In online reinforcement learning, diffusion-based policies suffer from training instability due to reliance on optimal-policy sampling and policy-gradient backpropagation through stochastic diffusion steps. This work proposes a lightweight online training framework that, for the first time, formulates diffusion policies as noise-perturbed energy-based models (EBMs) with the Q-function serving as the energy function. By leveraging denoising score matching, our method directly optimizes the policy without requiring on-policy sampling or gradient propagation through the diffusion process—effectively bypassing these bottlenecks. The approach tightly integrates diffusion modeling, soft Actor-Critic (SAC), and EBM principles into a fully differentiable, end-to-end trainable architecture. Evaluated on the MuJoCo benchmark, it consistently outperforms existing online diffusion policy methods. Notably, it achieves over 120% performance gains over SAC on Humanoid and Ant tasks, substantially enhancing both the practicality and scalability of diffusion policies in online RL settings.

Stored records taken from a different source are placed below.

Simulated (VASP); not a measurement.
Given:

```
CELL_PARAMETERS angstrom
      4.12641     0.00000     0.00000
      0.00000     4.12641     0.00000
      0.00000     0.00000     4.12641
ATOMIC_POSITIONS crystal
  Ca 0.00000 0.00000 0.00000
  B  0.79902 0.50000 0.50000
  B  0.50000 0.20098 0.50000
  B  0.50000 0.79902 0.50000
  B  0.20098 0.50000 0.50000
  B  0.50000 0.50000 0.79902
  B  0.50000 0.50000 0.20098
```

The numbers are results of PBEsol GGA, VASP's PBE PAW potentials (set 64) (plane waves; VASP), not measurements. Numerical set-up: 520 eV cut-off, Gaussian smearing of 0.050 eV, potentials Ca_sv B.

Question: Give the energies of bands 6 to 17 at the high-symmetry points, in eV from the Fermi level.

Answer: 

Diffusion policies have achieved superior performance in imitation learning and offline reinforcement learning (RL) due to their rich expressiveness. However, the vanilla diffusion training procedure requires samples from target distribution, which is impossible in online RL since we cannot sample from the optimal policy, making training diffusion policies highly non-trivial in online RL. Backpropagating policy gradient through the diffusion process incurs huge computational costs and instability, thus being expensive and impractical. To enable efficient diffusion policy training for online RL, we propose Soft Diffusion Actor-Critic (SDAC), exploiting the viewpoint of diffusion models as noise-perturbed energy-based models. The proposed SDAC relies solely on the state-action value function as the energy functions to train diffusion policies, bypassing sampling from the optimal policy while maintaining lightweight computations. We conducted comprehensive comparisons on MuJoCo benchmarks. The empirical results show that SDAC outperforms all recent diffusion-policy online RLs on most tasks, and improves more than 120% over soft actor-critic on complex locomotion tasks such as Humanoid and Ant.